It’s Nice That We Talk

Gardening is a solitary pursuit. Just one human and a shovel.

But, God love the Internet, there’s a lot the solitary gardener can learn from the solitary obsessions of other gardeners.  For example, even a die-hard hybrid tulip fanatic, the kind of bulb-buyer who thinks that if it’s not a vibrating purple color, nor fringed, nor striped, nor double, nor gigantic in flower, it’s not worth bothering with, might after exchanging ideas with Elizabeth Licata, begin to appreciate the subtler charms of species tulips.

While Purple Prince is likely to remain my favorite tulip for the foreseeable future–vibrating purple color, plus as a Single Early that shows up in cool weather, its blooms last a long, long, long time–the bulbs I am most excited about putting in the ground right now are more Licata-like than Owens-like.

They include tulipa sylvestris, below, which were just wonderful last year.


And iris histrioides ‘George.’

Posted by on October 23, 2009 at 9:39 am, in the category Uncategorized.
Comments are off for this post

11 responses to “It’s Nice That We Talk”

  1. Kaarina says:

    simple is sometimes better- those tulips are so delicate and sweet!

  2. Deirdre says:

    I put in about 500 “minor” bulbs this fall. Maybe next year I’ll put in some tulips. Something like the T. acuminata is bizarre and delicate at the same time; The best of both worlds.

  3. Fiona says:

    Lovely! One nice thing about species tulips is that some of them are small enough bulbs to make planting easier. Digging holes for my narcissus last week was hard work (they’ve got some big butts).

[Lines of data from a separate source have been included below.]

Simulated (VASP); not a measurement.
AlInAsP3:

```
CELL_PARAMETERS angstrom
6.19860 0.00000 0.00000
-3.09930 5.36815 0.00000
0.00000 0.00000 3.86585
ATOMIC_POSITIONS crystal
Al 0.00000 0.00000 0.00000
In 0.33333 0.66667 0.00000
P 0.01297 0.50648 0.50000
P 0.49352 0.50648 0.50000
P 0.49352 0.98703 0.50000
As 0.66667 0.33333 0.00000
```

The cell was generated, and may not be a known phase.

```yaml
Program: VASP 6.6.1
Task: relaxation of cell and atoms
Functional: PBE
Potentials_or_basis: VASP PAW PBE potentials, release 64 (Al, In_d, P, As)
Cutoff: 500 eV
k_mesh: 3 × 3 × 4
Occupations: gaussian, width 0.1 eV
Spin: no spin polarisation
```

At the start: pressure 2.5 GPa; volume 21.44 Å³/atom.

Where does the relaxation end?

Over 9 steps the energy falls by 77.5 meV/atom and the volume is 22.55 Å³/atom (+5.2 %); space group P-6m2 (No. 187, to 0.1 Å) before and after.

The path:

    Of course, the more tulips you have, the more you want, right? I’m jonesing for more land, now.

  4. Yes, thank goodness for the internet! As a teenager, I learned to garden from the wonderful folks on gardenweb and The Rose Hybridizers Association. I’ve now got 6 years (And counting… someday, someday, I will graduate for the last time) of formal academic training in horticulture, but I still think I’ve learned more from great people online than in my classes.

  5. Bob says:

    I’ve been ranting about wild Tulips for years (first planted Tardas about 25 years ago). I’ve persuaded the local park district to start planting them.

    I must have 1000 or more Tardas by now…and about 10 other varieties.

  6. Paige says:

    How is the rebloom of the species tulips?

  7. Michele Owens says:

    Paige, I don’t know. I have tulipa tarda, which I planted four or five years ago that come back strong every year.

    But tulipa sylvestris I planted for the first time last spring.

  8. Eliz says:

    I find that the tarda, humilis, and clusiana return reliably–5 years for me. Notice how great they look with her viola; you need critical mass like that and you need to plant more each year for best effect.
    Warning: the acuminata is pricey and does not return well!

  9. Bob says:

    Rebloom…as in from year to year? Tarda spreads well; I haven’t planted any Tarda in more than a decade. Nothing eats it, either…

    The others don’t spread as much; some may sometimes be eaten (but not often; most are reliable in bloom.

    I had sylvestris for the first time this year… We will see how they do…

    I also planted dwarf iris; the yellow ones “bombed out”, the purple ones did great…

  10. Paige says:

    All great feedback, thank you! I haven’t done tulips because they seem too much like annuals. I’ll try the T.tarda and T.syvestris.

  11. Anonymous says:

    I planted Tulipa turkestanica in pots 6 years ago for a Garden Club anniversary. Those that I rescued after spring bloom downtown, are still blooming in my north side of the mountain, zone 6a garden, in dappled sun. They are a multiflowered crack-of-spring bloomer that is well worth the wade through the late winter flotsam. There is deer fence protection and they have survived possible mice, rabbits, and groundhogs damage.